Flying into Barcelona, Spain, in 2013, we picked up a hire care and had no problems at all driving down to Cambrils, on the Costa Daurada (Gold Coast) – despite not having any directions or detailed map on hand! A virtual tour of the area on Google Maps Street View before leaving home stood us in good stead and we easily found our timeshare accommodation: Somni de Cambrils.
Fairly basic, but clean and comfortable, in a peaceful location, we spent most evenings chilling out on the balcony with a Spanish beer or glass of rosé – a treed reserve directly in front of us and a tantalising glimpse of the sea at the end of the street.
We frequented the quiet local beach, with its gold-flecked waters, each little bay with it’s own characteristics – and the cafes, restaurants and beach-bars a bonus. The churros foodtruck also became a regular after-dinner stop!
For a glimpse of history, we checked out the Roman ruins (Vil·la Romana de la Llosa) just around the corner, and wandered up the pretty palm-lined beachfront promenade to the Cambrils marina to spot the Torre del Port.
Central Cambrils was much busier with a plethora of shops and places to eat – both along the marina, and also as you meander in a maze of alleyways and malls in the backstreets. Las Palmeras grill was great, and I can recommend stopping for tapas and sangria at Les Barques, followed by a walk out onto the pier at sunset.
For more shopping, the mixed street market begins at the tourist information booth – just walk up along the canal and you can’t miss it. Or visit the indoor fresh food market: Mercat Municipal de La Vila, in Carrer Pere III, (open most mornings) and while in the vicinity, check out the old town – follow the signs to “Nucli Antic” to find remnants of the original city walls.
Up the coast towards Tarragona is the bigger tourist hotspot of Salou, which is certainly worth a visit, though we did prefer our more tranquil location. (Except for the one morning we were woken up at 4am by the bang-crash-clatter of the rubbish truck – collecting from the orderly set of 5 recycling depositories on the street corner nearby.)
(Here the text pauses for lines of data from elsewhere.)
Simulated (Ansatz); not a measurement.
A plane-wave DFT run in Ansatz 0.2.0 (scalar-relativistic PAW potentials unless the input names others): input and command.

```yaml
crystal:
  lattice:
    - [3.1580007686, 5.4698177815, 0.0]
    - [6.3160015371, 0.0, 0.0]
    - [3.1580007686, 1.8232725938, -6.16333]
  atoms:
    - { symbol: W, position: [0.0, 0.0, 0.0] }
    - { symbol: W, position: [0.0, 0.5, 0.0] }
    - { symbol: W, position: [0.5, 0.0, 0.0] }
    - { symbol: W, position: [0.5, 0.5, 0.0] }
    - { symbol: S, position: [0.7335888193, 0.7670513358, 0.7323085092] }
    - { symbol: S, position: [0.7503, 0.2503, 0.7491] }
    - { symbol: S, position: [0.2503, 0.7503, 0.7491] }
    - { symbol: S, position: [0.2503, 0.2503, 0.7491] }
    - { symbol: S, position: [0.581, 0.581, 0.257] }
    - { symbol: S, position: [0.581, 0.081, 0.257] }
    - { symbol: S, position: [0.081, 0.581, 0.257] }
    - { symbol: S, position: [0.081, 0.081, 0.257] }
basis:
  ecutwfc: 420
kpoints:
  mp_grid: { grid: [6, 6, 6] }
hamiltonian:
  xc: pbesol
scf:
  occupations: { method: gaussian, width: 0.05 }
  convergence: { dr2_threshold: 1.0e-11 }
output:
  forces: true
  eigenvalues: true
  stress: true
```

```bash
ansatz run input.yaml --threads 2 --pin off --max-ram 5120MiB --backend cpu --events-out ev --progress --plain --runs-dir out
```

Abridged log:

But the highlight of the trip for me was seeing the amazing Roman Aqueduct (Les Ferreres Aqueduct), 4 kms outside Tarragona (just near where the N240 crosses the AP7, with access points directly off either highway). It’s a magnificent structure. Many a photo was taken while walking under it, over it, then back around the pathways through the gardens.
Tarragona itself is fascinating, rich with history, and evidence of early Roman occupation. Don’t miss walking to the end of Rambla Nova (shame we missed the market) and along the Balcón del Mediterráneo for ocean views and the Roman ampitheatre. Break your walk with lunch at one of the many el fresco eateries at Plaça de la Font, a spacious plaza – paella perhaps? – before making your way to the Cathedral. Take your time, there’s a lot to see.
All too quickly, our week in Spain came to an end and, just like that, after one final drama of ending up at the wrong airport terminal (be careful – they are 5kms apart! And yes, Barcelona Airport is also known as El Prat) we were heading back to our beloved France.